4This paper describes the process of annotation of the Liber Abbaci and two applications of its results, namely (a) the evaluation of a number of trained models for PoS tagging and lemmatization for Latin in out-of-domain fashion and (b) the interlinking of the annotated chapter with other linguistic resources for Latin through the Lila Knowledge Base (KB)2.
2. Related Work
5The research area dealing with the creation of linguistic resources and Natural Language Processing (nlp) tools for ancient languages has seen a remarkable growth during the last decade (Sprugnoli and Passarotti 2020). This has primarily concerned Latin and Ancient Greek as essential media to access and understand the so-called Classical heritage. In particular, several annotated corpora of Latin texts are currently available in digital format: they follow different guidelines and tagsets and feature different layers of linguistic annotation. This section wants to provide a (far from exhaustive) overview of such resources to show how the dataset presented in this paper stands with respect to the state of the art.

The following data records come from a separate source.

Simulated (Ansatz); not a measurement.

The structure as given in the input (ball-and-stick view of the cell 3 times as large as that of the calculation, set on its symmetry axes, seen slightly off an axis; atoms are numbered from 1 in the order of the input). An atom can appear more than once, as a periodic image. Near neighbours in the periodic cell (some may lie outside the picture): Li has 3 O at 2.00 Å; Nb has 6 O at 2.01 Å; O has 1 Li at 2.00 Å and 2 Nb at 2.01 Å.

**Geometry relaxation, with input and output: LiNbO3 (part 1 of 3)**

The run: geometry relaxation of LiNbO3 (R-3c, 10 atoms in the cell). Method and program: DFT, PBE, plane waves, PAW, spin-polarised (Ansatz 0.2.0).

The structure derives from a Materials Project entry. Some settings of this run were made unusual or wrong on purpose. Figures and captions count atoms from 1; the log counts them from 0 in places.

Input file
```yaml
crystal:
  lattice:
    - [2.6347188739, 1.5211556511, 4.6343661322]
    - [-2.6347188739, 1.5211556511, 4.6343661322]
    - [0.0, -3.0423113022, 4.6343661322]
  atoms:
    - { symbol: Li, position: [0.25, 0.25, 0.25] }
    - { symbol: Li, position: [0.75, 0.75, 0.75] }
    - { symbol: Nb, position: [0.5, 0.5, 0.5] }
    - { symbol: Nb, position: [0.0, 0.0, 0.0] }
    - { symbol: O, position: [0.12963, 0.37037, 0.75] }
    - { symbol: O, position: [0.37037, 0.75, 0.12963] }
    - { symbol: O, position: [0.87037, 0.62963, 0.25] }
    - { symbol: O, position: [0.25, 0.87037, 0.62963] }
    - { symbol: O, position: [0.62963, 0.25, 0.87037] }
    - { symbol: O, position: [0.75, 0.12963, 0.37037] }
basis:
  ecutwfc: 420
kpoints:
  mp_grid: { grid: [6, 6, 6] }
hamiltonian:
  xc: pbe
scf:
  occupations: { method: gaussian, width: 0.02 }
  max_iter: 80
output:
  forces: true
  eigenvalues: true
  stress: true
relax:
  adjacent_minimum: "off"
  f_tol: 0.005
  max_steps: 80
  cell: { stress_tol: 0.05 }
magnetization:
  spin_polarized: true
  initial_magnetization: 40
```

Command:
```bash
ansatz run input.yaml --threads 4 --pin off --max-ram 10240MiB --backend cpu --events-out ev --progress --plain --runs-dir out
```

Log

6The lasla corpus contains 2,500,000 semi-manually annotated tokens. It covers a large portion of the extant Classical Latin literature. It was started in 1961 by the lasla research center at the Université de Liège3 and is still being expanded4. The corpus is considered to be a gold standard, since the annotation of every token has been manually verified by a philologist. The linguistic information consists of lemmatization, morphological tagging, and an additional syntactic layer for verbs (Verkerk et al. 2020). Texts cover various literary genres (theater, poetry, prose) and have a chronological extension ranging from the comedies of Plautus to the texts of Suetonius and Pliny the Younger. Recent additions reach later stages of Latin literature,5 but include neither Medieval nor Neo-Latin works. Natural sciences and technical works are weakly represented in the corpus, the treatise De Agri Cultura ‘on agriculture’ by Cato and the recently added Naturales Quaestiones ‘investigations about nature’ by Seneca being the only examples.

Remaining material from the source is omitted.